Antonio Velasquez, 3, blows bubbles at A Special Place preschool, in Santa Rosa, on Wednesday, May 1, 2013. (Christopher Chung/ The Press Democrat)

Close to Home: Key to future workforce is early childhood education

In his Feb. 23 opinion piece, ("Finding team players in iPod age,") Paul Gullixson poses the question of how it can be that our county is experiencing both high unemployment and a labor shortage.

The solution, according to panelists on the future workforce at a recent Economic Outlook Conference, is in the local education systems. A study done by oDesk further revealed that part of the problem lies in the high expectations of today's graduates not having had to "struggle," and of them lacking the soft skills necessary to be good employees.

We at 4Cs (Community Child Care Council of Sonoma County) would like to offer one high-impact, long-term solution to this crisis: early childhood education. As providers of subsidized preschool services to low-income families, we experience every day how important it is that children start their school careers prepared. This may sound strange to those of us who are now adults and may remember a kindergarten very different from today's fast-paced classroom for 5 year olds.

The fact is that children who have not yet experienced functioning in a classroom setting start kindergarten already behind their peers. They spend their first months learning how to sit quietly in a circle, to raise their hand and wait their turn, to follow two- and three-step directions, to get along with others and to be away from their parents for a stretch of four to five hours. Some children enter kindergarten not knowing how to cut with scissors or hold a pencil. Disadvantaged children start kindergarten with half the vocabulary of their affluent peers and often lack the character skills to thrive in school.

Studies have shown that high-quality early childhood education increases employability by 23 percent and that a child educated in her first five years is 70 percent less likely to be arrested for a violent crime. Analysts of the Chicago Child-Parent Center study estimate $48,000 in benefits to the public per child from a half-day public preschool for at-risk children. Other studies have found that the estimated return on investment is $7 for every dollar invested.

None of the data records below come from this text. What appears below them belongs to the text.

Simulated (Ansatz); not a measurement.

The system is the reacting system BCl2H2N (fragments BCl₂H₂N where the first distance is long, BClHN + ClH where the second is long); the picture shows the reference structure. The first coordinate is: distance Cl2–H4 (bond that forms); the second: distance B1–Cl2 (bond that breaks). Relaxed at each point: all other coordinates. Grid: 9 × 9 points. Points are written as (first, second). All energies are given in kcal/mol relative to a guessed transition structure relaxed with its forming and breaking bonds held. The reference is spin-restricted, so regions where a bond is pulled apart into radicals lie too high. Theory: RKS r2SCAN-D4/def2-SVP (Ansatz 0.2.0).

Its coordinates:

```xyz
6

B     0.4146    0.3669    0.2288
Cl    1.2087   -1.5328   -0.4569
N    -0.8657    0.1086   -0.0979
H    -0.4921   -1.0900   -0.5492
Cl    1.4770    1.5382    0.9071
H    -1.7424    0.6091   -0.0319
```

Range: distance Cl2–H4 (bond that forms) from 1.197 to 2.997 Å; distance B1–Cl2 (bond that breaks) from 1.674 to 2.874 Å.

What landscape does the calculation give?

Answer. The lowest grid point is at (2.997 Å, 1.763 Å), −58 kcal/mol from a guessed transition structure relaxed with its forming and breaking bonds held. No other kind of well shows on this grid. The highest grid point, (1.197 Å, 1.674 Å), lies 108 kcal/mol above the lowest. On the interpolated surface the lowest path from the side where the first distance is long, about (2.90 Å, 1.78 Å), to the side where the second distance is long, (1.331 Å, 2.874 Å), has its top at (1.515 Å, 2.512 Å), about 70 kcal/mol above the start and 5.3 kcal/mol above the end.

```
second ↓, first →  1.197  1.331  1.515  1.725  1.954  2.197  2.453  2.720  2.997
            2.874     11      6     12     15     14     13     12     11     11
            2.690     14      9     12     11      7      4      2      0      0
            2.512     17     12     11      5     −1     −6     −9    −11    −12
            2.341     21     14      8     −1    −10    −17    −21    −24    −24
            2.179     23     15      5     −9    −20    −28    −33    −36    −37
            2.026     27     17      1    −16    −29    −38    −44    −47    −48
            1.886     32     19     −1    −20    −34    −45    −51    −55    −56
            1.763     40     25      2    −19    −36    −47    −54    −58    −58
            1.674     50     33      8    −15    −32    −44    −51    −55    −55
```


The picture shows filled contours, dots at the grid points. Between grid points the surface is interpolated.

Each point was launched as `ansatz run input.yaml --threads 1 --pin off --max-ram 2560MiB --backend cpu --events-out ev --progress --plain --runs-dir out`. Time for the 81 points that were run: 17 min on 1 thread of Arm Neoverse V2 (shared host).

We hear a lot of talk these days about the achievement gap or opportunity gap. We hear that the difference between the "haves" and the "have-nots" continues to increase. We also hear that in California, 50 percent of children never go to preschool. The key issue is that the children who need it the most are the ones who don't have the opportunity to have a positive education experience before kindergarten. These children begin their school experience behind, and many never catch up.

If we were to prepare these children to be ready to succeed from the beginning, their chances of successfully making it through their education increases exponentially. This would help bring a group of young people into the mix of our future workforce, young people who are not in the usual "have" group and who have experienced their share of struggle.

But it's not just the children who need an education. Family engagement is an essential component and is provided in currently existing subsidized preschool programs. All parents want the best for their children. Parents who have never themselves received support or been successful in their educational careers will benefit from guidance on how to help their children succeed in school and how to be an active participant in their child's education. And when is the best time to provide that guidance? The earlier, the better, of course.

And just think, the children in our preschool programs today will graduate high school in only 14 years.

Lara Magnusdottir is resource and referral director for the Community Child Care Council of Sonoma County.